The sky continues to fall at Groupon (GRPN -9.62%). Shares of the leading group-buying website operator were among last week's biggest losers, plunging 26% after putting out another unappetizing quarterly report.

Revenue clocked in at $713.6 million for the third quarter, essentially flat with the $714.3 million it rang up a year earlier. An 11% surge in North America was offset by an international decline. Back out the unfavorable currency swings and adjusted revenue would have inched 7% higher, but the market's not happy. Wall Street expected $732.7 million on the top line. 

The market also wasn't impressed to hear that COO Rich Williams was tapped as its new CEO last week. Some on Wall Street may have been holding out for a glitzier helmsman, but Groupon's board voted unanimously to send the four-year Groupon exec to the top of the corporate chart.

Image source: Groupon.  

Groupon's adjusted profit of $0.05 a share did top the $0.02 a share that analysts were expecting, but the former dot-com darling's outlook for the seasonally potent holiday quarter calls for roughly breakeven results. Those same Wall Street pros were forecasting net income of $0.07 a share for the new quarter.

The present is a pretty blurry space for Groupon. Williams recognizes that his company needs to invest in customer acquisition, something that will eat away at the bottom line in the near term. He also realizes that Groupon needs to continue to scale back overseas and devote its Groupon Goods platform to higher-margin merchandise.

It's the right strategy, but it's going to create a rough transition where the bottom line takes a hit before the top line can take off. Groupon's targeting $815 million to $865 million in revenue for the holiday quarter, well below last year's $925.4 million tally. 

This has been a forgettable year for Groupon. It has backed out of several international markets. There have been layoffs. It's been an equally forgettable year for Groupon investors. The stock has shed more than two-thirds of its value through 2015, hitting another 52-week low earlier today. If the shares break below $2.60, it would be a new all-time low, and an embarrassing stock chart for a company that went public at $20 in a ball of hype four years ago. 

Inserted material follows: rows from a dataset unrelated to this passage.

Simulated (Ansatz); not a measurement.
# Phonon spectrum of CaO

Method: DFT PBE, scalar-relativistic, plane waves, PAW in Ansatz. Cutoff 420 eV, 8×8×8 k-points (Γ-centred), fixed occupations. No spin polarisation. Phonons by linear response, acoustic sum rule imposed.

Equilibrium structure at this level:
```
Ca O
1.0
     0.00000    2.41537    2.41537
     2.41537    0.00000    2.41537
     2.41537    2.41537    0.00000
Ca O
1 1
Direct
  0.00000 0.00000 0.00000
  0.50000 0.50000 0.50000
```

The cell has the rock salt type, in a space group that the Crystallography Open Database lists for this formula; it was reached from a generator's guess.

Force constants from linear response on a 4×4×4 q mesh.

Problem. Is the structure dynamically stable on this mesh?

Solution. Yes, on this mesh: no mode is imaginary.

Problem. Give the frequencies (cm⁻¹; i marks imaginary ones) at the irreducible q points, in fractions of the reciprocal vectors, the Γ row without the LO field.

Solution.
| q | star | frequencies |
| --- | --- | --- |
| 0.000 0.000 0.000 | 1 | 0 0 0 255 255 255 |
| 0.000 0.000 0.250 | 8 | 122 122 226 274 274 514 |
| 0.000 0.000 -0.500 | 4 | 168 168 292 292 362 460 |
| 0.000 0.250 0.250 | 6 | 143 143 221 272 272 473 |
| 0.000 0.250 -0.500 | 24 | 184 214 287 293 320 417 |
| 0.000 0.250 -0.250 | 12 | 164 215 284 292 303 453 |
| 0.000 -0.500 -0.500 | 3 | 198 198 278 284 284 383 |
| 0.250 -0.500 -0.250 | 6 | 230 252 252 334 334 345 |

If there's a silver lining in the crummy price action, it's that bears are starting to move on. There were a record 89 million shares of Groupon sold short as of mid-August, but that has dropped down to fewer than 69 million shares two months later.   

Groupon isn't going away. It still has a cash-rich balance sheet with nearly $1 billion in cash and cash equivalents. Gross bookings continue to remain positive in North America, but let's see how the holiday quarter plays out before calling the stock's fresh lows a buying opportunity. The stock is trading this low because Groupon has a lot to prove.